Intended emotions influence intentional binding with emotional faces: Larger binding for intended negative emotions

https://doi.org/10.1016/j.concog.2021.103136Get rights and content

Highlights

  • The effect of emotional content on intentional binding (IB) is equivocal.

  • We explicitly use intentions to study the effect of emotional content on IB.

  • Negative intended emotions show a larger binding than positive intended emotions.

  • This emotion effect is present only with intentions and not with instructions.

  • Prospective mechanisms potentially underlie the intended emotion effects on IB.

Abstract

The effect of emotions on Intentional binding (IB) is equivocal. In addition, most studies on IB have not manipulated emotional content of intentions. This study investigates the effect of intended and outcome emotions using emotional faces (happy or disgust face in experiment 1 and a happy or angry face in experiment 3). To see whether the effects are due to priming, we used instructions with a happy-disgust pair in experiment 2 and happy-angry pair in experiment 4. Outcome emotional faces were not predictable. Results showed that intending a negative emotional face resulted in shorter action-outcome interval judgments compared to a happy face irrespective of the emotional content of the outcome face. This effect was absent in experiments 2 and 4 with instructed emotions. In addition to showing the importance of having explicit intentions, the results show that emotional content of our intentions does influence IB possibly due to prospective mechanisms.

Introduction

Sense of agency is a feeling that we are agents who voluntarily perform actions (Moore, 2016). Sense of agency is described as taking control of one’s action, or rather it is the pre-reflective sense that I am in control or the author of my thoughts and actions (Gallagher, 2000). The sense of agency has not only been studied with explicit measures but also with implicit measures like intentional binding (IB: Haggard, Clark, & Kalogeras, 2002). IB is defined as the reduction in estimated time between a voluntary action and its outcome. IB is influenced by many factors including temporal contiguity and action-outcome contingency (Cravo et al., 2011, Haggard, Clark, & Kalogeras, 2002, Moore et al., 2009a) and has been explained using predictive or postdictive mechanisms (Synofzik, Vosgerau, and Voss, 2013).

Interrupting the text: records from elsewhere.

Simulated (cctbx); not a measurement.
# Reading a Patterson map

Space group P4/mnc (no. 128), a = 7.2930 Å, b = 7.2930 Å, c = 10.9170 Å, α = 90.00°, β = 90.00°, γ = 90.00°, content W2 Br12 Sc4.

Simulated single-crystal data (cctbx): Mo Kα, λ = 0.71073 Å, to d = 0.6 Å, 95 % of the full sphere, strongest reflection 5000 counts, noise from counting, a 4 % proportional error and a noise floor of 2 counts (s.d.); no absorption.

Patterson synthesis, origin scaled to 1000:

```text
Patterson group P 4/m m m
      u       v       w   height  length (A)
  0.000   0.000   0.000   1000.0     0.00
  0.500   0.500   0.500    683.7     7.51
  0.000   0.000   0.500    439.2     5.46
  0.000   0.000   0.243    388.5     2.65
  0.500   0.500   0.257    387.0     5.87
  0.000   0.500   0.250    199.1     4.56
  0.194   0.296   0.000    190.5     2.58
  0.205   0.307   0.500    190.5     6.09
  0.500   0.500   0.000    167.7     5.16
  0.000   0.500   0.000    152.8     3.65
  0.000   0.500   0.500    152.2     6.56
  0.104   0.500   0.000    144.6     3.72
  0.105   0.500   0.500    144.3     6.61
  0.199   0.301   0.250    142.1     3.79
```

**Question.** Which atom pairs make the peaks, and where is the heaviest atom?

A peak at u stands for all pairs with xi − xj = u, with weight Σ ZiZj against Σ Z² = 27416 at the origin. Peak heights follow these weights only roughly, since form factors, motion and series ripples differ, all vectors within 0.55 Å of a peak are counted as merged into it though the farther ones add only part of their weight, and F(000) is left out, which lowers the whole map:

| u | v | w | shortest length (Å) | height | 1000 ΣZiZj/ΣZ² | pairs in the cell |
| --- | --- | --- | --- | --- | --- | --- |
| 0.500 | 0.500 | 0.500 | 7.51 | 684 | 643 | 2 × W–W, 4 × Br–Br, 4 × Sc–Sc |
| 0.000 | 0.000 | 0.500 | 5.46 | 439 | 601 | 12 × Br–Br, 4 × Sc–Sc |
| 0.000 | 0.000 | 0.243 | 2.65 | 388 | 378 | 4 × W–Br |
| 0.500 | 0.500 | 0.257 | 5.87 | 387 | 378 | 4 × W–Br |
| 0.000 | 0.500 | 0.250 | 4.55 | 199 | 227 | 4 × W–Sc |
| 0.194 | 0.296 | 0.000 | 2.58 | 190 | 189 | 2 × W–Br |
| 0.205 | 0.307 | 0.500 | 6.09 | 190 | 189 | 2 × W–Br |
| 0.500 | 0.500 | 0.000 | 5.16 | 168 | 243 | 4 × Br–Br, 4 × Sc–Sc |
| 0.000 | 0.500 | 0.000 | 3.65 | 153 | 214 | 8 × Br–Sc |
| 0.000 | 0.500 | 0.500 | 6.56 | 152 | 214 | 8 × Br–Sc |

We perform actions based on consequences we intend to achieve. Intentions are mental representations of the goals, desires or consequences we want to achieve through voluntary movements (Antusch, Aarts, & Custers, 2019). Previous studies have shown that our perception of the outcome depends on whether the outcome was intended or not (Fereday et al., 2019, Makwana & Srinivasan, 2017) pointing to the important role of intentions prior to actions on subsequent perception.

An important outcome of our actions in a social context is emotion elicited in others, given that humans communicate significantly through emotional expressions (Adolphs, 1999). We speak or perform actions with the expectation that specific emotions will be elicited in individuals with whom we interact. These emotional expressions elicited in others enable us to understand the mental state of others, and whether our actions produced to elicit specific emotions have succeeded or not. The effectiveness of our actions in eliciting intended or unintended emotional outcomes in others can be expected to influence our sense of agency and hence IB for emotions and emotional expressions.

The effect of emotions on IB has been studied using auditory emotional stimuli (Christensen et al., 2016, Moreton et al., 2017, Yoshie and Haggard, 2013, Yoshie and Haggard, 2017) and visual emotional stimuli (Moreton et al., 2017). Some studies have investigated the effect of mood on intentional binding (Christensen, Di Costa, Beck, and Haggard, 2019).

In one of the first studies on the effect of emotions on IB (Yoshie & Haggard, 2013), participants viewed a continuously rotating clock and pressed a key to produce a sound after a delay of 250 ms. Participants then judged where the clock hand was at the onset of their key press, and in a separate block where it was at the onset of the sound. Judgement error was calculated for the actual and judged time of the event. Positive judgement error indicated for delayed judgement and negative judgement error indicated for anticipatory judgement. Each key press was followed by a positive (2 achievement and 2 amusement sounds) or a negative sound stimulus (2 fear and 2 disgust sounds). IB was more for positive emotional outcomes compared to negative emotional outcomes.

Further studies have looked into whether the effects of emotional valence on IB are due to predictive or retrospective mechanisms using auditory emotional stimuli (Christensen et al., 2016, Yoshie and Haggard, 2017). Yoshie and Haggard (2017) manipulated the predictability of the emotional outcome. IB was larger for predictable positive emotional vocalizations compared to predictable negative emotional vocalizations. There was no difference in IB for positive and negative emotional vocalizations, when they were unpredictable. The results were taken as evidence that the effect of emotional content of the outcome on IB is based on predictive mechanisms. In another study (Christensen et al., 2016), predictability and emotional valence was manipulated to measure retrospective and prospective components of sense of agency. They found larger retrospective IB for positive emotional stimuli when the emotional outcomes were unpredictable. When they became predictable, both positive and negative emotional stimuli showed lesser binding than neutral stimuli. When a neutral stimulus was expected, the prospective component of binding was lesser for both positive and negative outcome stimuli compared to the neutral stimulus.

A replication attempt with sufficient power failed to replicate the effect of emotional outcomes on IB (Moreton et al., 2017). The study involved different kinds of emotional stimuli including emotional auditory vocalizations and faces. The second experiment of this study involved two separate experimental blocks of each emotions i.e. one being positive and the other negative, so overall the action-effects were predictable in nature. They used three different A-O intervals, that is, A-O interval between a key press and faces appearing on the screen (100 ms, 400 ms, and 700 ms). They used 36 disgust faces and 4 fearful faces. They did not find any effect of emotional outcomes on IB. Experiment four of the same study tried to directly replicate the Yoshie and Haggard (2013) to investigate the replicabililty of the original finding. Similarly, the temporal binding was not significantly modulated by positive and negative sound vocalization as action outcomes. Overall, this study indicated that emotional content of the outcome may not influence IB.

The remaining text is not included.